This article is part of a series of op-eds by CEOs of companies participating in CEO Action for Diversity & Inclusion, the largest CEO-led business coalition focused on advancing diversity and inclusion in the U.S.
By Patricia Fili-Krushel, CEO, Center for Talent Innovation
Over the course of my career, I have had the privilege to view the diversity and inclusion agenda from many angles. The first was as a young woman working in the male-dominated media world. I was lucky to have a male colleague who saw my potential and took proactive steps to advance my career — which, in today’s parlance, means that he sponsored me. It was clear that he envisioned an industry in which women, and others who didn’t look like him, could succeed — and lead.
I worked to pay that spirit forward as I climbed the career ladder and eventually led D&I as an executive vice president at Time Warner, and later as chairman of NBCUniversal News Group. Last fall, I stepped out of retirement to serve as CEO of the Center for Talent Innovation, a nonprofit think tank that runs on the mission of a more equitable workforce — D&I is our lifeblood.
For years, I have also measured an organization’s strategy and success around D&I from the vantage of a board member. And I believe boards hold a critical perspective and have unique power to drive an organization’s diversity and inclusion efforts. After all, the job of a board is to make sure the business is profitable, and there’s no better business than diversity and inclusion. Research from the Center for Talent Innovation reveals the “diversity dividend”: Diversity unlocks innovation and boosts market growth. It makes companies more competitive in our increasingly global world.

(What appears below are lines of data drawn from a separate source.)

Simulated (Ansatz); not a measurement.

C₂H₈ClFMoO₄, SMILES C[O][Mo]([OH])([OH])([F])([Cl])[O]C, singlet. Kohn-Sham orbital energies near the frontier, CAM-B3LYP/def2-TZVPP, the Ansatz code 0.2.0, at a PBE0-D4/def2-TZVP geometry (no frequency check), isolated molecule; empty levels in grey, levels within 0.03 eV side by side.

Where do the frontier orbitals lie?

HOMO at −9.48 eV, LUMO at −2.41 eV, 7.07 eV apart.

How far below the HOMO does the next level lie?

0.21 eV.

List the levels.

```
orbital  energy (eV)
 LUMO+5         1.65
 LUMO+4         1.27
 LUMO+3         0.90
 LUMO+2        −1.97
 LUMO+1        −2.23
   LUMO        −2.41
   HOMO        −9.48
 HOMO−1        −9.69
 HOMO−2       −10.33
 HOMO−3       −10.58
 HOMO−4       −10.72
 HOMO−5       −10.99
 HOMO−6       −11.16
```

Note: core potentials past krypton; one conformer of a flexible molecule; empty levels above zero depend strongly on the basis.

Initiatives such as CEO Action for Diversity & Inclusion encourage bold and timely engagement on these critical issues. But there’s opportunity to better leverage boards for D&I oversight, too. A recent Deloitte study analyzed Fortune 500 board charters and found that very few included governance of inclusion practices as a board responsibility. Now is the time for boards to tap into their potential as changemakers.
In my experience, here are a few ways individual board members, and the board as a collective, can catalyze an organization’s D&I efforts.
Impact The Agenda
Board members have the power to put D&I on an organization’s agenda. In doing so, however, they must be prepared to ask the uncomfortable questions and sustain a dialogue that challenges the status quo and spurs change. Board members can probe the executive team on issues including pay equity, advancement and retention of diverse talent and hiring efforts. As a board member, you have the ability, for example, to keep the spotlight trained on diverse hiring and promoting at each meeting. If the executive team requests equity for a new hire or promotion, require them to be transparent regarding whether the candidate is a female or a person of color.
Hold The Organization Accountable
Once D&I is on the agenda, the board must keep it top of mind, and work with the executive team to develop an actionable, measurable plan. While serving on the board of a corporation lagging in D&I efforts, fellow board members and I asked for a diversity plan to share with the board. I didn’t just issue the command; I was happy to lend the knowledge I gathered running D&I at major companies, and I worked with the HR team, sharing my thoughts about the biggest levers to drive diversity.
Within a few months, the executive team crafted and presented a robust plan, with goals for representation over a five-year period. After we approved the plan, the work had just begun. The executive team sends semiannual updates to the board to track how the organization is doing against the plan. The firm’s commitment to accountability and transparency has allowed it to consistently hit its annual targets and move the needle on ERG presence and diverse hiring slates.
Walk The Talk
At the Center for Talent Innovation, we often talk about the importance of “tone from the top” in D&I practices. This does not only mean the executive team: A call for increased representation through an organization rings hollow if the board itself lacks diversity. Research shows we’re already making progress on this front, as it’s predicted that we will reach gender parity on U.S. Fortune 500 boards by 2023. But this change won’t happen on its own. Board members must continue to prioritize racial and gender parity. When searching for new board members, this means looking for candidates in nontraditional ways, employing a more holistic evaluation process and keeping an open mind about those who may not have previous board experience. And, once a diverse board is convened, it requires remembering that diversity doesn’t stick without inclusion.
Realizing the goal of a more diverse, inclusive and equitable workforce will require participation from every corner of every organization. I urge us all to expand our vision of what boards can do. Because when boards mandate and model best practices for diversity and inclusion, we accelerate our ability to boost the bottom line and build a better world.